See The Fake 1960s Movie Posters From 'Once Upon A Time In Hollywood'

When the first posters for Once Upon a Time in Hollywood dropped online, they didn't inspire much confidence for emulating the 1960s glamor that Quentin Tarantino's film would supposedly capture. Appearing to be lazily Photoshopped images of stars Brad Pitt, Leonardo DiCaprio, and Margot Robbie leaning against a lot of cars, sometimes with the Hollywood sign in the background, those posters quickly became the target of much mockery.

But then a vintage-inspired one-sheet by in-demand poster artist Steven Chorney, an '80s artist best known for his poster for 1986's Labyrinth, put all those concerns to bed. Chorney's vibrant, eye-catching poster would soon prove to be the standard by which the following real and fake posters for Once Upon a Time in Hollywood would be held. And if you've seen the film, you may have noticed somet of these Once Upon a Time in Hollywood fake movie posters all featuring DiCaprio's washed-up actor Rick Dalton.

Once Upon a Time in Hollywood Fake Posters

Aside from the beautiful vintage one-sheet, Chorney was also taked with creating the era-specific posters-within-the-film for DiCaprio's character Rick Dalton, whose onscreen persona and career trajectory Tarantino has previously described as an amalgam of actors like Steve McQueen, George Maharis, Vince Edwards, Edd Byrnes, Ty Hardin and more. Those actors were known for their ruggedly handsome, stoic good looks — a persona that was dying in the face of a changing industry. But back in their heyday, these actors' faces plastered the posters of TV and movie westerns, all titles that Chorney and other movie poster artists were commissioned to create artwork for. Chorney told Mubi that he had been comissioned to create "a number of artworks to be used within the film itself as 'prop movie posters,'" and ended up painting about six different posters, including the one for the fictional film Operazione Dyn-o-mite and Nebraska Jim, credited to the real-life spaghetti western director Sergio Corbucci.

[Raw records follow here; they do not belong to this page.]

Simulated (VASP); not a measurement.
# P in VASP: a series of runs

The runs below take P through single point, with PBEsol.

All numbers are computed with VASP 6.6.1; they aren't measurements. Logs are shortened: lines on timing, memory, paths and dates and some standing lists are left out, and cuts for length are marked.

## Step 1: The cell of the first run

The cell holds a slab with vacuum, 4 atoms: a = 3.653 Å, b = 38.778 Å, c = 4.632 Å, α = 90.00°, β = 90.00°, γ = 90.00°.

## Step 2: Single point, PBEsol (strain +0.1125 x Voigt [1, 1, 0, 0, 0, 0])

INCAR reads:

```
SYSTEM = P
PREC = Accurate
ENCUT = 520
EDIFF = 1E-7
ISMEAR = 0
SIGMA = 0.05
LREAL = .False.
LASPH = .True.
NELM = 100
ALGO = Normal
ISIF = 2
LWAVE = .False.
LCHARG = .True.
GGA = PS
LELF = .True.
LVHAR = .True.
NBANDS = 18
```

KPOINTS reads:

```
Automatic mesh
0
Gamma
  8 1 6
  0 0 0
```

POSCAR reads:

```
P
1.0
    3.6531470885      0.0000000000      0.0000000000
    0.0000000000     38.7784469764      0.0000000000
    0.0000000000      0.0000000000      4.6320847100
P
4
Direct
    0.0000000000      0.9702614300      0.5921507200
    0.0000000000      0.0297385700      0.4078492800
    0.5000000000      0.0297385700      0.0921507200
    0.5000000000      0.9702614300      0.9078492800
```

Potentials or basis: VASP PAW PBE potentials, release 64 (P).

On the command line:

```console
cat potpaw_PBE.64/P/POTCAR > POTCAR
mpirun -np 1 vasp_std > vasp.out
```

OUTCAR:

Aside from Chorney, Tarantino also enlisted several other famous poster artists, including one that he coaxed out of retirement: legendary Italian poster artist Renato Casaro, known for posters for Conan the Barbarian, Octopussy, Never Say Never Again, and Rambo: First Blood Part II. Casaro created the art for the Uccidimi subito Ringo, Disse il Gringo (Kill Me Now Ringo, Said the Gringo), a poster that seems to deliberately homage his own iconic poster for the spaghetti western They Call Me Trinity.

The last artist was London-based comic book artist Martin Duhovic, whose work Mubi reports was personally requested by Tarantino. Duhovic created the art for the film Tanner, which was featured prominently in Once Upon a Time in Hollywood.

Once Upon a Time in Hollywood is showing in theaters now.